Unfortunate Incident # 4: I make it all the way to Gaylord without another embarrassing moment, and I’m just about to hoister myself out of my pit of sorrow and self-loathing when I walk through the doors. And trip. AGAIN. Now mind you, I’m wearing flip-flops. Not heels; not stilettos that make one’s ankles wobble or one’s knees bow. I’m wearing the simplest of simple flip-flops, and I’ve tripped AGAIN. This time I’m in the atrium of Gaylord, which means at least 17 undergrads, 9 grad students and 4 professors have witnessed my graceless entrance. So I force a laugh (which sounds just as forced as it is) and proceed to the stairs. OF COURSE the library where I work is upstairs.
Unfortunate Incident # 5: I make it up 2 steps and see my dear friend Chris descending the stairs towards me. I smile at him, begin babbling about how sh*tty my day’s been thus far, and you guessed it…I EFFING TRIP AGAIN. I’m indeed lucky to have Chris there to catch me, as otherwise my shinbones would be irrevocably scarred from the fall. But the only thing more embarrassing than falling in front of strangers is falling in front of friends. So I mumble something about my shoe being broken or SOME nonsense, and being the gentleman that he is Chris goes to examine it. Damn thing isn’t broken (which I of course knew to begin with). I’m just a douchetard.

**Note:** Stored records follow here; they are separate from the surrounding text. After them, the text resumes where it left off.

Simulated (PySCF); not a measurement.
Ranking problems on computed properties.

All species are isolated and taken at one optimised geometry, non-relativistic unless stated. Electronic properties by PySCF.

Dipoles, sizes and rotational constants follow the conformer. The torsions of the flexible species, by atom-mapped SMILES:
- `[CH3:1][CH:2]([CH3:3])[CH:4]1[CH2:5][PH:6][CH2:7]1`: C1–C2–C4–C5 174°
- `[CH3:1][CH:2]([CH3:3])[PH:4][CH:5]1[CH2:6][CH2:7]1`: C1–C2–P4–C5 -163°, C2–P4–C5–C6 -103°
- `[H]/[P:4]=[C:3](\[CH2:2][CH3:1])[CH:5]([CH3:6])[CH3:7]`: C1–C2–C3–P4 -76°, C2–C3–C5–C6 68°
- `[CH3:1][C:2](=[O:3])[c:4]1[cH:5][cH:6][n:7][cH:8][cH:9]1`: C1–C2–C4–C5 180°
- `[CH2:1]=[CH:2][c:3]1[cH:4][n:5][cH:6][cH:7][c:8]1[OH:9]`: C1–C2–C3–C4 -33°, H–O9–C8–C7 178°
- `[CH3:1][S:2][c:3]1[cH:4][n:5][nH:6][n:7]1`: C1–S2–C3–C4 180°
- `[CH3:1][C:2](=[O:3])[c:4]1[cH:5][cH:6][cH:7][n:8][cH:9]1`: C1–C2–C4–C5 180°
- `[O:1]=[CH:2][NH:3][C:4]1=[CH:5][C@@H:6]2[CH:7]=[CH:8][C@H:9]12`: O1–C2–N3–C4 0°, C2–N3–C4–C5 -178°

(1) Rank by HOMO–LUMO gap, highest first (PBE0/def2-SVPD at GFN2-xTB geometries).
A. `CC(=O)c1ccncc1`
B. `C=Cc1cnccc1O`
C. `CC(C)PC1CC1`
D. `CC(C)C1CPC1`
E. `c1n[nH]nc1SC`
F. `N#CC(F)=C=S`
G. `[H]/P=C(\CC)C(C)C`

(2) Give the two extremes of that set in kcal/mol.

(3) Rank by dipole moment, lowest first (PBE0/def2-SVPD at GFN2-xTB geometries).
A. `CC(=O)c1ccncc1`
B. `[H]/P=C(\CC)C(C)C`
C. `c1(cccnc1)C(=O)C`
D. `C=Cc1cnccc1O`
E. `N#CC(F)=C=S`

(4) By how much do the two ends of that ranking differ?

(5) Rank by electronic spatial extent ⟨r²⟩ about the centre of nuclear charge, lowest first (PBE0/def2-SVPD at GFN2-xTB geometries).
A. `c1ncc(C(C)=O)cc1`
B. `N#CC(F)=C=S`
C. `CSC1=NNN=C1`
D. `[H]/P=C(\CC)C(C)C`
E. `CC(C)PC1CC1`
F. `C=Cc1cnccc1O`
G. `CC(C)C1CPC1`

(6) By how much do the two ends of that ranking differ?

(It’s worth mentioning that Chris himself tripped on the exact same stair a mere hour after I did. That made me feel better…until Unfortunate Incident # 7).
Unfortunate Incident # 6: I stumble into the library, and my boss greets me with an icy “WHERE THE HELL HAVE YOU BEEN” look. Deserved, I know, but it only adds to my desire to crawl into a ball on the floor and hum “Yesterday” to myself. So I grab a laptop, sign into my OU email account, and find I’ve received an ominous email entitled “Puerto Rico: An Update.”
Side Note: I have been unabashedly excited about my upcoming study-abroad trip to Puerto Rico. I never got to do an abroad program at my lame-ass undergrad school (my life is dreadfully unfair; I know), and one of my top goals for grad school was to do one through OU. So when I found this program, which would grant me 6 hours credit in Travel Writing during a two-week stint in Puerto Rico, I was ECSTATIC. Freaking blissful, I tell you.
And the email reads: We have had several people contact us regarding this trip and although the ones who have shown interest are ready to hop on the plane and start learning and writing, we haven't had enough people sign up to make the trip economically feasible. And, sadly, taking a smaller group would be cost-prohibitive for everyone. We are disappointed, as I'm sure you are.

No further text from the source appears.